Most people when choosing a drivetrain, go for Shimano or Shimano compatible. Be aware that anything above 9spd will have different cable pull requirements for gear shifting, and road systems can differ from MTB/hybrid systems - so it's not a case of anything Shimano is always compatible.
 
Honestly? If anyone is trying to push a bike on you that you don't want/is stupidly out of your price range, or making you feel daft for asking perfectly legitimate questions they don't deserve your money, regardless of how much you're spending.

It's really poor form and unfortunately common, kind of like car mechanics who assume that women know nothing about cars.

Hah! Tell me about it! My local garage and the local agricultural engineering place where I get chain saw and mower consumables are well used to me, thank goodness. And my LBS has a lady mechanic.
 
TBH, I think the OP's best bet is to go to a bicycle recycling place and get something from there. There's lists and recommendations in the "General Cycling Chat" section of the forum.

There'll be good bang-for-buck, and no one will try pushing something that's way out of budget. Likely you won't get anything fancy, but you'll end up with a decent bike that does the job.

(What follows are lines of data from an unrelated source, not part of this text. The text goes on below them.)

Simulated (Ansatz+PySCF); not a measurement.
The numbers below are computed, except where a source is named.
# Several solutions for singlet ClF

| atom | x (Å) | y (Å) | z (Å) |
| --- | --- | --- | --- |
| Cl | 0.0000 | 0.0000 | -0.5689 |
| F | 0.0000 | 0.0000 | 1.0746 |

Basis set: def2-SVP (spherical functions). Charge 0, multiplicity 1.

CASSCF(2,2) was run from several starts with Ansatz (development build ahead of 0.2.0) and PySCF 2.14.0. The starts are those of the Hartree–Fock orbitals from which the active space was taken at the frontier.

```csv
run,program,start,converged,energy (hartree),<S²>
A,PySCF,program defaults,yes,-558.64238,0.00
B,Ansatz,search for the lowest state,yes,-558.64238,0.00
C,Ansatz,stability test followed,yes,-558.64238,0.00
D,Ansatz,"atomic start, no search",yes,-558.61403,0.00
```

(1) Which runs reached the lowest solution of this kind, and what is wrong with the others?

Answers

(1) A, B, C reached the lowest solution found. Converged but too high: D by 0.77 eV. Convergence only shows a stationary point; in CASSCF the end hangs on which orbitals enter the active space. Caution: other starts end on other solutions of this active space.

And to the OP - frame sizing is only a *guide* as to what size bike you need. Everyone's anatomy is different, so don't always take the salesperson's word as to whether a bike will fit or not. Chances are they're only going by the chart they've been given rather than your particular measurements. As I mentioned upthread, the two basic tests you do in order to see if a bicycle fits is:

a) Stand over the thing. If you've a good inch clearance between the crown jewels and the top bar, the frame is in the right ball park (see what I did there?) and...

b) Put your funny bone against the nose of the saddle and your fingers on the headset (the bit that holds the top of the forks to the stem). If your middle finger reaches the middle of the headset, then the bike has the right reach for you.

If A and B both apply, then the bike will fit you.